“We wanted an upbeat record,” says guitarist Troy Van Leeuwen in describing the agenda behind Queens of the Stone Age’s new Mark Ronson-produced album, Villains. “We’re a rock band, and we write big riffs, so we wanted things to be catchy and simple.”
In QOTSA, Van Leeuwen shares guitar duties with frontman Josh Homme and Dean Fertita, and he says that a shared sense of humility is the biggest key to their interplay.
“It’s not about me—it’s about all of us,” he notes. “If somebody plays a significant guitar part, it’s my job to support it. And, likewise, they support what I play. So we have an understanding: ‘Do your thing. I’ll back it.’”
Here, Van Leeuwen shares three ways the guitar trio supports each other.
Stay in Your Frequency Lane
“With three guitarists, everybody has to claim their own sonic real estate,” he says. “On Villains, I live in an anti-big guitar place—a very single-coil-driven sound with some ambience. I use a wet amp/dry amp combination, although it’s not stereo. That way, if I need some ambience, I’ve got it, but if I want to be heard, I’m right there. For the most part, I went for a clean sound. I didn’t really turn my amps up very loud, because less distortion gives the notes more value—especially when you turn up your parts in the mix.”

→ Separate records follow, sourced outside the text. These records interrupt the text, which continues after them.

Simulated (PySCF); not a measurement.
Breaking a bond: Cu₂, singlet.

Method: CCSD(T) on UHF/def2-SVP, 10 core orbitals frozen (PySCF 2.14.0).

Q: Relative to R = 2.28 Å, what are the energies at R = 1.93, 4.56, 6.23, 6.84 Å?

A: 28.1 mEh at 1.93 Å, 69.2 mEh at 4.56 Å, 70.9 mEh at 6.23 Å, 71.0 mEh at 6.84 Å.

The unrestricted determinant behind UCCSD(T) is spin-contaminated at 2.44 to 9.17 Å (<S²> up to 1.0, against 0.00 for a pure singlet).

Silly Solos Aren’t That Silly
“A lot of our best solos are kind of silly, and we constantly try to ‘out-silly’ one another. We improvise as we’re doing them. I’ll go in with sort of an idea, but you want a solo to sound like it’s the first time you’ve played it. Josh will go, ‘Troy, you take this one. Dean, you take that one. I’ll take this one.’ Josh plays a solo in ‘Feet Don’t Fail Me’ that’s amazing. He pulled it out of thin air, and it sounded so funky and funny. On ‘Head Like a Haunted House,’ Dean does a solo that’s completely nutty. He just flicks things out and they’re great.”
It’s All at Your Fingertips
“There aren’t a lot of effects on the record. That isn’t to say I didn’t try some effects, but what ended up on the record were the tracks without so many pedals. There are even direct guitars that were distorted at the mic preamp. If doing direct doesn’t amplify what your fingers do, I don’t know what else will! Our sound has progressed in that it’s less about the gear, and more about your fingers and your intention. For me, it’s all about getting the right balance of clarity and ambience.”